One hundred and four entries were received from around Australia, of which 21 are included in the finalists’ exhibition at the Brett Whiteley Studio.

Twenty-six year-old Hawkes is currently completing his third and final year at the National Art School in Darlinghurst, where he is studying for a Bachelor of Fine Arts with a major in painting. He was included in the National Art School Drawing Week show in 2006, and earlier this year was awarded the St Vincent Xavier Art Space Prize.

In 2004 Mrs Beryl Whiteley was awarded an OAM for the creation and endowment of the Brett Whiteley Travelling Art Scholarship. The inspiration for this annual scholarship was the profound effect of international travel and study experienced by her son, Brett Whiteley, as a result of winning the Italian Travelling Art Scholarship at the age of 20. Nathan has been awarded $25,000 and a three-month residency at the Cité Internationale des Arts in Paris, which is administered by the Art Gallery of New South Wales.

The judges this year were artist, Aida Tomescu, Art Gallery of New South Wales Director, Edmund Capon and Barry Pearce, the Gallery’s Head Curator of Australian Art. Aida Tomescu said that Nathan’s work showed a very considered and thoughtful approach to his subject and she was interested in the way each image changed as it evolved into a new identity.

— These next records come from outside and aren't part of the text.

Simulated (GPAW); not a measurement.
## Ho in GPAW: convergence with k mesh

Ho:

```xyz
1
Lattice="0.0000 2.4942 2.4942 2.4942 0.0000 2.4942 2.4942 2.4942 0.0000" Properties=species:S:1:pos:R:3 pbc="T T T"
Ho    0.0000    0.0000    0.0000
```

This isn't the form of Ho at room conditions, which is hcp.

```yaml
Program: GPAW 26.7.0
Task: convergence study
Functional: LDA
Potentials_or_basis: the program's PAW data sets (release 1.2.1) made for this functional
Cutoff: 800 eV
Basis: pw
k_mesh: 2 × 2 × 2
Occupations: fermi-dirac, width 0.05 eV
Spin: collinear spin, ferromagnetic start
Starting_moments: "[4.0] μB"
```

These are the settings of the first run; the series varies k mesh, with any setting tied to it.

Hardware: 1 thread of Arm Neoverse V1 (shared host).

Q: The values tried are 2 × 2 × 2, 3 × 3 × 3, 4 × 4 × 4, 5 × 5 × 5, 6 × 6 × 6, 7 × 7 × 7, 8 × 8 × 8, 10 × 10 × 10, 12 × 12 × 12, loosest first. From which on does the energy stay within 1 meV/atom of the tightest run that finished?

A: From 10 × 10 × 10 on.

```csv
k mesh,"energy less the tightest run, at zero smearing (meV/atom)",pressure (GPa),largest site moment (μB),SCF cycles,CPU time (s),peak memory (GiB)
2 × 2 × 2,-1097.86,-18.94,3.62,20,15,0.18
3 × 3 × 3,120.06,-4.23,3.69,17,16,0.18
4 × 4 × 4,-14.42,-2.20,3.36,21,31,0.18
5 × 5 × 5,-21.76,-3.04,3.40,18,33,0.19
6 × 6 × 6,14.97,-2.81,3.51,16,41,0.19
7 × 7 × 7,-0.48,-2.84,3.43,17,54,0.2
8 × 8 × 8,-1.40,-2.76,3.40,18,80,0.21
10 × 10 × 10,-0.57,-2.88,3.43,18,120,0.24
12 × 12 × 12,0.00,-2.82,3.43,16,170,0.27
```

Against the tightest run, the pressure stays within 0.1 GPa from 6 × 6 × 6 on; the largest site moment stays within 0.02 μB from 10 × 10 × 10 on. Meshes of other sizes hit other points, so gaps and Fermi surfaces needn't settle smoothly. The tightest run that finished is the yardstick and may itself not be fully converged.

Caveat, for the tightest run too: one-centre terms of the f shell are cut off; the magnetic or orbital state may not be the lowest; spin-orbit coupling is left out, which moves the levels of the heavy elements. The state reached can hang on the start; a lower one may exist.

Finalists’ paintings will be exhibited at the Brett Whiteley Studio from Saturday 15 September to 25 November 2007.

Information courtesy press release, Art Gallery of New South Wales

Tuesday, September 04, 2007

56th Blake Prize for Religious Art








Shirley Purdie, Stations of the Cross, winner, 56th Blake Prize for Religious Art.







Jumaadi, Whisper, John Coburn Emerging Professional Artists Award.








Rodney Pople, The Last Supper, Highly Commended, 56th Blake Prize for Religious Art.





The National Art School is proud to be the hosting partner of The Blake Prize for Religious Art for the second year. Since it’s inception in 1949, The Blake Prize has stimulated a fascinating dialogue between art and religion. Named after the British artist and poet William Blake (1757-1827), the Prize aims to present perspectives from all religious backgrounds, encouraging artists to explore concepts of belief and truth.

The Blake Prize recognises entries related to any faith or artistic style. The work must be made within two years of the submission date and unlike many other prizes there is no restriction on media. This combination generates a dynamic exhibition in which myriad styles, ideas and values sit parallel, and where conservative religious art forms are challenged. This year also saw the awarding of the inaugural John Coburn Emerging Professional Artists Award which honours the memory of the late Australian artist, John Coburn, long associated with the Blake.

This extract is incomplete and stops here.